ACC Divisions: Why They Rot and Why Expansion Might Be the Only Answer
The great scheme to create a Pac-16 has failed. Instead, there is a 12-Pac. As odd as it may sound, initially, the Pac-16 would have had fewer problems scheduling than will the 12-Pac.
That can be most easily seen by thinking about divisions. The Pac-16 would have had a pair of natural divisions: the eight schools truly on the Pacific Coast, and the eight not on the Pacific Coast. But the 12-Pac has no such obvious divisions.
Ted Miller addresses the problem for ESPN: http://espn.go.com/blog/pac10/post/_/id/10588/a-conference-divided-what-will-pac-10-divisions-look-like .
This is his assessment of the 12-Pac going North/South: "It makes regional sense. It maintains travel partners. Further —and this is more important than some might think —as divisional 'brands,' North and South are easy to figure out. A person in, say, Maine would immediately be able to name which Pac-12 team is in which division. Or put it this way: Name the six teams in the ACC's 'Coastal' division. Understand?"

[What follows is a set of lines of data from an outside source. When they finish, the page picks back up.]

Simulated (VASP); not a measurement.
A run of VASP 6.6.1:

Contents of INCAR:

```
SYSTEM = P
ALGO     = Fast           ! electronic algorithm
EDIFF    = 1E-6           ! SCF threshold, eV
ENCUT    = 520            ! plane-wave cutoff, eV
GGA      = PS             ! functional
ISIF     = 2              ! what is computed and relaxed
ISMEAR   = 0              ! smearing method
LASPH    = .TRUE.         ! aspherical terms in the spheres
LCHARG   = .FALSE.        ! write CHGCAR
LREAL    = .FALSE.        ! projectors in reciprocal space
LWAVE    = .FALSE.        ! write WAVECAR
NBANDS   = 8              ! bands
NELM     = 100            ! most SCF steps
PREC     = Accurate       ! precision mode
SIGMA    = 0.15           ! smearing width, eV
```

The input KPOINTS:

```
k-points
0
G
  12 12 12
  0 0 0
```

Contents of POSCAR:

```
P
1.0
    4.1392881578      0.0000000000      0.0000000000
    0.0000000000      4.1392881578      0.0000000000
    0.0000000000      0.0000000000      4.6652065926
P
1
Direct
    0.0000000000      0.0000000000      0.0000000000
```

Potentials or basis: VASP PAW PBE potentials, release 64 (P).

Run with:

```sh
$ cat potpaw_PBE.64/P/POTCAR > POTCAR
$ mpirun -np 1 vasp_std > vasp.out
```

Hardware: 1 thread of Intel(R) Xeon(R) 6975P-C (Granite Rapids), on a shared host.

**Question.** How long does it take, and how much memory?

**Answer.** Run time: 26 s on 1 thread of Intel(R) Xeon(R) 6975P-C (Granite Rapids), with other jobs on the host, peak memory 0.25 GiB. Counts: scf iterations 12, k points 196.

There is no doubt that the ACC divisions are awful.
Miller is merely one in a long line of sports journalists to highlight the fact that the ACC divisions make no sense to almost anyone, including ACC fans.
Because the divisions make no sense, they lead fans and journalists to see the divisional races as almost meaningless, which feeds into the way they assess the Championship Game.
Before getting back to ACC Divisions, I will offer my advice to the Pac: beware of the North/South easy option.
It failed miserably for the Big 12.
No matter how natural geographic divisions might be, if they are terribly unbalanced (in number of historic football powers, in local talent, in football fan base size, in attractiveness to TV, etc.), they will fail, and perhaps breed growing resentment.
The ACC has the seemingly random divisions it does for two reasons: there is no logical geographic split and a desire by certain schools to force the four NC schools to be in separate divisions, regardless of the consequences to the league as a whole.
Yes, the ACC could split North/South, but those divisions would be worse than were the Big 12 North/South.
First, that would require splitting schools in the same state from one another.
In-state rivalries are the most intense in college sports, matched only by a few border state rivalries. Splitting schools in the same state into separate divisions succeeds most obviously and fully in harming the in-state rivalries that make college sports so special.
An ACC South would have the four schools with the most football history, the two schools with the largest football fan bases, and the two states that produce far and away the most football talent.
All that would make the ACC North seem a total afterthought to both TV and general college football fans. That would remain true even if BC were to finish 11-1 and VT were to finish 10-2, swapping records the next year.
Doubters should see the history of the Big 12. Great Nebraska and Kansas State teams could not alter the central defining facts that made the South much more interesting to general college football fans and journalists.
It is unlikely that any ACC AD, including the ones for the fan bases that clamor most for it, would vote for North/South divisions.
Another reason for that is that every ACC AD wants his school in a division that includes the state of FL.
Other than accepting the failing status quo that can never work better than barely passably, what can the ACC do?
Expansion would help solve the problems.
For example, let's say that the ACC expands to 14, adding Pitt and Rutgers. The best divisions would be basically North/South, but with Miami among the more northerly schools and thus playing all former Big East foes annually with a divisional crown at stake:
BC, Rutgers, Pitt, Maryland, UVA, VT, Miami
Florida St, Georgia Tech, Clemson, UNC, NCST, Duke, Wake Forest
I picked Pitt and Rutgers for this hypothetical examination because Pitt has great football history and is located in the rich recruiting area of western Pennsylvania, and because New Brunswick, NJ is not only in the NYC TV market, but a good state for recruiting.
Those two divisions would be reasonably balanced. The South would seem to have more football history, but Miami and Pitt, along with BC and the past 15 years for VT and Maryland's National Championship, would make the North plus Miami virtually equal in that regard.
Each division would be in FL, which would balance the two in production of recruits.
The North plus Miami would have the larger TV markets, but the South would have larger game day fan bases.
If those were the ACC divisions for 2010, the North plus Miami and the South each probably would have three schools ranked pre-season (VT, Miami, Pitt; Florida St, UNC, GT).
If the ACC does not expand, can it change its divisions, which fail both to stimulate divisional rivalries and races and spur inter-divisional rivalry?
It could, but the only way to make changes that will be any better than the divisions we have must start with a desire to keep all schools in the same state in the same division, unless the schools in question agree to be split.
As a desire to try to stick it to the NC schools remains a powerful driving force for two or three ACC fans bases, ACC expansion may be necessary for the conference to see divisions that have any meaning to fans.